Portland’s school district staff is recommending changes to how students with behavioral and emotional needs are served, including closing the Bayside Learning Community downtown and redistributing those services into multiple schools throughout the district.

“This work is not just nice, it’s necessary,” said Melea Nalli, the district’s assistant superintendent for teaching and learning.

Under the proposal, presented to the school board Tuesday, the program will be renamed the Breathe program.

Students with serious behavioral and emotional needs now are served at the Bayside school, which has room for up to 48 students. Students with fewer needs are served in multiple behavioral classrooms that already exist in the middle schools and Portland and Deering high schools. Under the proposal, new Breathe classrooms would be added in elementary schools and at Casco Bay High School.

Nalli said the expansion would allow the district to better serve students in the middle, who need support and on-site help, but do not need to be in a day program. Likewise, distributed resources at schools means some students currently at Bayside could have some access to traditional classrooms.

The proposed Breathe program would serve 142 students, compared to 103 students now, Nalli said.

The proposal to re-distribute services into schools comes at the same time the district is undergoing an enrollment and capacity survey that is part of an effort to find cost-cutting measures.

The results of that analysis will help staff identify a new location for a day treatment center for students with the greatest needs and determine which elementary schools should house new Breathe programs, Nalli said.

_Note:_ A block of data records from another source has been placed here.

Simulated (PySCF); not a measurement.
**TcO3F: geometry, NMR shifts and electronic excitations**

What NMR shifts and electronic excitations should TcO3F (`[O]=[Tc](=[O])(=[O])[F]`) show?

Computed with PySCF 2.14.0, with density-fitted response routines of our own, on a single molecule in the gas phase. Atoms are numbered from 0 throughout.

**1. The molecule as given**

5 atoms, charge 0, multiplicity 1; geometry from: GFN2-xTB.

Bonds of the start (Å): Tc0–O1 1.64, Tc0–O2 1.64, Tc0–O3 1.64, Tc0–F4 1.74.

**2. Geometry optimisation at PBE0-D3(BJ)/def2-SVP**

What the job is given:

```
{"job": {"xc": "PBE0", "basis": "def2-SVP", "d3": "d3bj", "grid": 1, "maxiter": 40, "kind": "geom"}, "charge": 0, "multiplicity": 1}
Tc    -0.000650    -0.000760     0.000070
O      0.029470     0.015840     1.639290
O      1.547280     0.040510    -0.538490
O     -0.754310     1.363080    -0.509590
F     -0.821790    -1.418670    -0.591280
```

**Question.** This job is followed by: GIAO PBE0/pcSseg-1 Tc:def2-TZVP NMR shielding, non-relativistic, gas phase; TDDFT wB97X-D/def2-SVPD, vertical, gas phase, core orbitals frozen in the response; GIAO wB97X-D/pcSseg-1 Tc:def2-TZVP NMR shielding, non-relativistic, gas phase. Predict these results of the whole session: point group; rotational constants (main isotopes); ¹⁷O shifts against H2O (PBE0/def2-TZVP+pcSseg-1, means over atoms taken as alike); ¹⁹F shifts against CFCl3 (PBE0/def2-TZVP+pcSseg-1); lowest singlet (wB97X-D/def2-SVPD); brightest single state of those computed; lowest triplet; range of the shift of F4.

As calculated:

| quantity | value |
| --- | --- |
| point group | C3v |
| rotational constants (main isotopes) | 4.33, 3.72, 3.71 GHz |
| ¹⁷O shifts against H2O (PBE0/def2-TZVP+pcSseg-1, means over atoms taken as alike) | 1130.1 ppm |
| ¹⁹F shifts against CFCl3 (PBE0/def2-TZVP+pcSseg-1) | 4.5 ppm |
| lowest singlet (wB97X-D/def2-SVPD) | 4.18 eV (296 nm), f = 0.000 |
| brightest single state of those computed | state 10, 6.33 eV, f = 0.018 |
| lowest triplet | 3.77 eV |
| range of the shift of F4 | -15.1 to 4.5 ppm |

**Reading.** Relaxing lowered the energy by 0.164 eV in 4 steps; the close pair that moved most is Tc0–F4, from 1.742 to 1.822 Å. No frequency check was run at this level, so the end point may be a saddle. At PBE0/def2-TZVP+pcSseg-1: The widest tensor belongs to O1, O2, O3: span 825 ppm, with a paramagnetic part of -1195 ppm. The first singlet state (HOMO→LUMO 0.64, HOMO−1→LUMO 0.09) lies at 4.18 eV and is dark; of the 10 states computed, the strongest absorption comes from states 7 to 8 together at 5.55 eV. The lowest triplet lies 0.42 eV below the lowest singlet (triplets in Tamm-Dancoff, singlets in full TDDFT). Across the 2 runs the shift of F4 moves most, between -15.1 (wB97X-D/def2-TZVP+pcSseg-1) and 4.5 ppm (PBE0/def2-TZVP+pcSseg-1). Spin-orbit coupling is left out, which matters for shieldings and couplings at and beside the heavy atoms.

The Bayside Learning Community now shares a three-story building with the Portland school district’s central administrative offices at 353 Cumberland Ave., a former Goodwill building. John Patriquin/2013 Press Herald file

At two elementary schools – tentatively East End Community School and Rowe Elementary School – there would be two Breathe classrooms at each school, one for grades K-2 and one for grades 3-5. With 11 students and four personnel in each Breathe classroom, there would be a total capacity for 44 elementary students.

Each of Portland’s three middle schools would have one Breathe classroom, for a total capacity of 33 students. At the high schools, there would be one Breathe classroom at Portland and Deering high schools, and at Casco Bay High School, a Breathe classroom for students on the autism spectrum.

A new day treatment facility would have four classrooms for a total capacity of 32 students.

The Bayside school now shares a single three-story building with the district’s central administrative offices, which are upstairs and use an address of 353 Cumberland Ave. The former Goodwill Industries building was purchased for $3.6 million in 2013 to house the administrative offices, which were then at Casco Bay High School, and Bayside Learning Community, formerly known as the West Program. At the time, the Bayside program – known then as the West program – was in a short-term lease in Falmouth after the district had to close the West School in Portland because of the building’s failing condition.

Parents and staff have advocated for a change to the Bayside school for more than a year, raising issues about the appropriateness of the downtown space.

“Since I’ve started (on the board) this has been a hot topic,” board member Tim Atkinson said, “It’s good to see the plans coming together.”

The proposed changes would increase annual costs for the program from $2.8 million to an estimated $3 million.